Not every state intervention constitutes state aid
It goes without saying that the burden sharing requirements under the state aid regime are only triggered if the measure in question actually constitutes state aid. Yet, this is not true in all cases where state resources are used to intervene in distressed banks, in particular if a government decides to intervene in a bank in the same way as a private investor would.
Lessons from Italy
This is the course that Italy pursued in April 2016 when its government sponsored the creation of a private-backed bank rescue fund to tackle concerns over the health of its financial sector.
The problem stems from the fact Italian banks are nursing more than €360 billion of non-performing loans which are proving to be a drag on economic recovery. Due to state aid rules, Italy turned to the private sector for a solution. The result was Atlante 1, a €4.25 billion back-stop fund sponsored by Cassa Depositi e Prestiti (a state-owned institution), banks, insurers and other institutional investors, such as the Italian banking foundations. The fund aims to stabilise Italy's financial system by purchasing (i) newly issued shares of banks which do not meet their SREP capital requirements and (ii) NPL portfolios.
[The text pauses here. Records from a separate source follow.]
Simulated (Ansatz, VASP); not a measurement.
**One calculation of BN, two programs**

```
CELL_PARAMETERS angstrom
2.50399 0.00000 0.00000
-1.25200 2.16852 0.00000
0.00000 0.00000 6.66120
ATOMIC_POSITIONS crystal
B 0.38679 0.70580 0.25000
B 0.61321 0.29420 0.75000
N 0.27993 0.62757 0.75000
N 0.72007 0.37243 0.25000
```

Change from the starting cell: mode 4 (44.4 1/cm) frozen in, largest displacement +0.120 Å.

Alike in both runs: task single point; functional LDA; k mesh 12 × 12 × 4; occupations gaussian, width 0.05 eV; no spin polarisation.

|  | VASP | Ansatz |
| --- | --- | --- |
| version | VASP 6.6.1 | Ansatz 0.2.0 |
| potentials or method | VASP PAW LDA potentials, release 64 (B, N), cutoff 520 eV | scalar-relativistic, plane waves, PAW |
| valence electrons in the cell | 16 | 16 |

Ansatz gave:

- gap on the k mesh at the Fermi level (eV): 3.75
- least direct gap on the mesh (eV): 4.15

In order to attract a wide range of investors for selling notes to the securitised assets it holds, Atlante 1 can benefit from a guarantee scheme introduced by the Italian state. Despite the government's intervention, the European Commission has found the scheme free from state aid since the risk for the state is limited and, in particular, the state's remuneration for the risk taken is on market terms.
However, the amount raised from the private sector for Atlante 1 fell short of solving the sector's problems and resources became stretched in June 2016 when the fund bought shares worth €2.5 billion of struggling lenders Veneto Banca and Banca Popolare di Vicenza. Therefore, in August 2016, in order to tackle the immediate problems of Monte dei Paschi di Siena, a second privately backed bank support fund with similar features was set up – Atlante 2.
The ongoing problems facing the Italian banking sector represent the first serious challenge to BRRD and when the UK voted to leave the European Union, this triggered a sharp sell-off of Italian banking shares on 27 June amid concerns about their financial health. Italy's Prime Minister Matteo Renzi argued that EU rules on the provision of state aid should be waived on the grounds of preserving financial stability. The European Union rejected this request. The need for a taxpayer-funded capital injection was alleviated when the country's banks did reasonably well in the stress tests, and a plan is in place for a private sector rescue of stricken lender Monte dei Paschi di Siena.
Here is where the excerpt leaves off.